Team Status Report for 19 February 2022

Currently, the most significant risk that can jeopardize our project is that we may not be able to separate the speakers well enough for the Speech to Text model to produce usable captions. We spoke with Professor Sullivan about our circular microphone array, and he strongly recommended the use of a linear array for our application. There don’t seem to be any great options for prebuilt linear arrays online, as we could only find one specifically for the Raspberry Pi. The estimated shipping time for that array is a month, so for now we plan to continue working with the UMA-8. If the UMA-8 is too small for both beamforming and STFT, we will have to try building our own array out of separate microphones. This approach will add cost and potentially take a lot more time. None of us are familiar with the steps involved in recording from multiple microphones, so we hope to avoid that complication.
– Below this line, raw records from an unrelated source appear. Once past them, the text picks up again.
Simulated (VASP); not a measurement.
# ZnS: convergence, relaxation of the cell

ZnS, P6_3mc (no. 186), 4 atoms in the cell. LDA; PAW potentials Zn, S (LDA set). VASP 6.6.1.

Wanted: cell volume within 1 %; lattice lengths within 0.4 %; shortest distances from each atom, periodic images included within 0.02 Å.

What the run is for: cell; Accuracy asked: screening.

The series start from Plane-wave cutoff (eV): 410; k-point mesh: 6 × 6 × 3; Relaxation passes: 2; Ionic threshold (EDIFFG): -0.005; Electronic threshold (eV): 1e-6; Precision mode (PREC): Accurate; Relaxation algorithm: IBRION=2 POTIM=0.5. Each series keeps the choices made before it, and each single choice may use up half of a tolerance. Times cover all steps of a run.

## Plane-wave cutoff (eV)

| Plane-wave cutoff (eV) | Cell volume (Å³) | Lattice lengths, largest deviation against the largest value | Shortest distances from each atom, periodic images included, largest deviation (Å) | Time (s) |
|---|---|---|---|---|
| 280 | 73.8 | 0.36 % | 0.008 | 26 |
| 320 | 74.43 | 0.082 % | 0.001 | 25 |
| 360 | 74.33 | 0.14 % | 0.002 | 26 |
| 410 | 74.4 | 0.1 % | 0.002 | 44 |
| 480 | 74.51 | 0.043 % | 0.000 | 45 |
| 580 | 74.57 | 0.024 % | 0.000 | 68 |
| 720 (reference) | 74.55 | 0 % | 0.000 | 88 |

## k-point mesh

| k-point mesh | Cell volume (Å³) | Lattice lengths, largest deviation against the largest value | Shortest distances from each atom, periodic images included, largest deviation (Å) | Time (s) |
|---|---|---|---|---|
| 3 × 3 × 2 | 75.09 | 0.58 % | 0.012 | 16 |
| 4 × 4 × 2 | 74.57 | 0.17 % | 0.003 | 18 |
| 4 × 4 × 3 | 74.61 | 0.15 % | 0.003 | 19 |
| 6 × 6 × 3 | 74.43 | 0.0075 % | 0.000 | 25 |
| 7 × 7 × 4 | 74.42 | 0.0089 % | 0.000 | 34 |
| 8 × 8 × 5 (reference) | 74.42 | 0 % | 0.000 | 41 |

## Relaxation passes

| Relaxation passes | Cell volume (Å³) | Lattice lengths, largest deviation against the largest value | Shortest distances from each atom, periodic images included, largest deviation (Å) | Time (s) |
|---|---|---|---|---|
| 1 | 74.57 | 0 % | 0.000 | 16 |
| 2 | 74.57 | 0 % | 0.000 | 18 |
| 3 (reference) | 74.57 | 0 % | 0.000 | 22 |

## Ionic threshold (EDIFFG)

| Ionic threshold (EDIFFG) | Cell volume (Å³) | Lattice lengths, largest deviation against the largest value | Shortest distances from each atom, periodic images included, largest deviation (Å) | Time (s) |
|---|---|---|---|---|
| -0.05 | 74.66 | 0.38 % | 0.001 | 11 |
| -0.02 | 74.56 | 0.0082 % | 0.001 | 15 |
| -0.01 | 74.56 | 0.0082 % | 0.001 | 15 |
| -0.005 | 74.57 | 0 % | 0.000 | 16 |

One of the main changes we made from the proposal presentation is the use of a Jetson TX2 for all of the processing. We wanted to limit the amount of data movement that we would have to deal with, and the Jetson TX2 also provides consistent processing and I/O capability compared to the variability of the user’s laptop. Another key design choice we made was to use an HDMI to USB video capture card to transfer our final output to the user’s laptop. We based this off of the iContact project from Fall 2020. Both of these changes should greatly simplify our design and allow us to focus on the sound processing.

Our schedule remains pretty much the same as the one presented in the proposal presentation. Instead of having to worry about circuit wiring, however, we now just have to deal with the video capture card.

We were able to successfully use the TX2 to interface with the webcam and UMA-8 through a USB hub. We have now started to work with the video and audio data of what we hope to be our final components.

Larry’s Status Report for 19 February 2022

This week, I worked on both the design presentation and the initial testing of the components that we received. I got the demo of Detectron2 running on the TX2 and was able to record 7 channels using the UMA-8 microphone array. Installing all the required software packages took some time, but was fairly simple all things considered. I installed Detectron2 from source and had to use Nvidia’s instructions for installing PyTorch on Jetsons with CUDA enabled. Below is a picture of the image segmentation demo from Detectron2.

Since I will be presenting for the design presentation, I put the majority of my time this week towards that.

I believe that we are definitely on schedule so far. We have the high level design figured out and have confirmed that our purchased components work together. Of course, we have yet to tackle the hardest parts of the project.

Next week, I will have completed the design presentation and will begin working on using the image segmentation data to do angle estimation. As a deliverable, I hope to produce an accurate angle for a single person in the webcam view.

Larry’s Status Report for 12 February 2022

For this first part of this week, I helped Charlie construct his presentation. I also requested and received a Jetson TX2, which we are considering using. The biggest unknown for me is how we plan on capturing and moving around data. We proposed capturing the datastream on the Pi and sending it to a laptop for processing, but doing both on the TX2 would remove the extra step.

I attempted to reflash the TX2 using my personal computer, but I do not have the correct Ubuntu version. Fortunately, the previous group left the default password on, so we could just remove their files and add ours. Space is extremely limited right now without an SD card, so I poked around and preliminarily deleted about a gigabyte in files.

Since the current plan is for me to do the design presentation, I also began looking through the guidance document and structuring the presentation. I should have all of it done by next week.

Overall, I think that I am on schedule or maybe slightly behind. There are still many aspects of the design that need to be hashed out.